Consultancy 419

If you’re in the corporate software development space, you’ve heard about the Hertz / Accenture lawsuit. It’s an Enterprise-class nightmare where more than 30 million dollars were burned on a subpar website. That’s a 3 and seven zeroes. If you’re in that same corporate software development space, it’s hardly the first time you’ve encountered a project like this.

When I look back on my career, I’ve been part of more than one of those drowning Behemoths. Most of us have. We’re attracted by the sheer level of ambition, only to find out it’s a web of bad decisions, toothless management and well-paid consultants. We try for a few months, get frustrated and leave.
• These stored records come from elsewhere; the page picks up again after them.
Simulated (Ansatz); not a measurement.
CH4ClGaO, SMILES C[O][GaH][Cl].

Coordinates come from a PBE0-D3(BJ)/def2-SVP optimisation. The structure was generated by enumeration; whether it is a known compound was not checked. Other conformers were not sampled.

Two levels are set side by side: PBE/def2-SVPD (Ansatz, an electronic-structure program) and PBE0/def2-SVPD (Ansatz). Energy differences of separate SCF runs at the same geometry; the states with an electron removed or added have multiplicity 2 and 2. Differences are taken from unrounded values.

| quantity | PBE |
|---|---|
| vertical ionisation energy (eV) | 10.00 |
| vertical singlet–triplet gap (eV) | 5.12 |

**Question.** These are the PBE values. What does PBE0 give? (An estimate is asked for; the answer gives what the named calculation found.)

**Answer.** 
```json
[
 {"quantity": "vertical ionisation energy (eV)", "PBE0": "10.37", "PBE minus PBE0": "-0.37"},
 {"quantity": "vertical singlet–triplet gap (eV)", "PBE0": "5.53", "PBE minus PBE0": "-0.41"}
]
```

The pattern is always the same: hire a Big Name Consultancy Firm. Let them staff an army of employees and freelancers at an above market rate. Do Fixed Price Scrum, because that somehow guarantees a favourable outcome. Of course, this requires even more overhead consultants. Be sure to build a convoluted architecture that just needs microservices, events and K8s. If you’re not doing expensive discovery workshops and Agile ceremonies, then why are you even in this business?

Working in a delivery team on one of these dying mammoths had a predictable pattern as well. Cynicism was ever present. Smart people would underperform and bore out. Junior developers would be shipped in by the container. Management would be changed on a monthly basis. Nothing would get done and people on the floor knew it. Top management constantly reported progress. The customer seemed unhappy but determined to continue.

When I was a lot younger, I truly believed “they” didn’t know any better. We had a duty to report the actual status to the higher-ups and help them make better decisions. That’s not the way it works.

We call them challenges. Difficult projects. Ambitious transformations.

The word we are trying hard to avoid is “scam”.

Only a certain kind of audience receives a leaflet from a fortune teller and thinks: this might solve my problems! That’s how charlatans operate: they make it as incredible as possible to filter out the sane. They don’t want to waste their time on critical, reserved victims. That’s time-consuming and odds are they won’t close the sale. What they are looking for are the gullible, the fragile, the desperate. People who respond to even the most incredible story will fall for anything.

That’s how Nigerian 419 scammers plunder bank accounts. That’s why Homeopaths can convince their victims to ditch the chemo and buy their elderberry creme instead.

We see an eerily similar pattern when looking at the Digital Transformation space. The sales teams have a very specific target audience in mind when trying to peddle their next 10 million dollar web app.

Their victims are always the people who should know better but don’t. It’s always the digitally clueless CEO who wants to play with the big boys. It’s always the Director who knows her old fashioned company is falling behind and is desperate to leap ahead.

It’s never the savvy manager who questions whether they really need CQRS and Event Sourcing. It’s never the thrifty entrepreneur who’s sceptical of the need for a fulltime Scrum Master. Not the kind of customer who wonders why the site is not responsive after the first million. It’s always the gullible, the fragile, the desperate.

It doesn’t really matter whether the fortune teller is a criminal or whether she really believes she’s clairvoyant. Most Big Name Consultancies probably believe their approach works.

I’m not saying a consultancy firm selling a Fixed Price Digital Transformation project to a bank is the corporate equivalent of a 419 scam. I’m not calling Accenture criminals. I’m pointing out a deadly dynamic of a desperate, clueless customer who’s handed over critical thinking to a partner with a dubious track record. The answer always seems to be more people, more services, more money.

There will always be gullible suckers who spend way too much money on something that’s obviously too good to be true. It just seems to happen an awful lot in our industry. Of course, management at Hertz should have been a lot more critical. After the first two million, there were probably enough red flags. Customers are grown-ups who are responsible for their own grown-up decisions.

On the other hand, it’s undeniable that we as an industry are way too good at exploiting the less-than-critical. It’s time we own up to that.

The cynics on the floor need to be even louder. Project managers who inherit impossible plans should call that out.

If you are a manager handling a multi-million dollar project, set aside some money for an external audit. Present your plans to a few external senior developers and let them vet the validity. Get the tools to challenge your vendor and avoid being suckered out of money.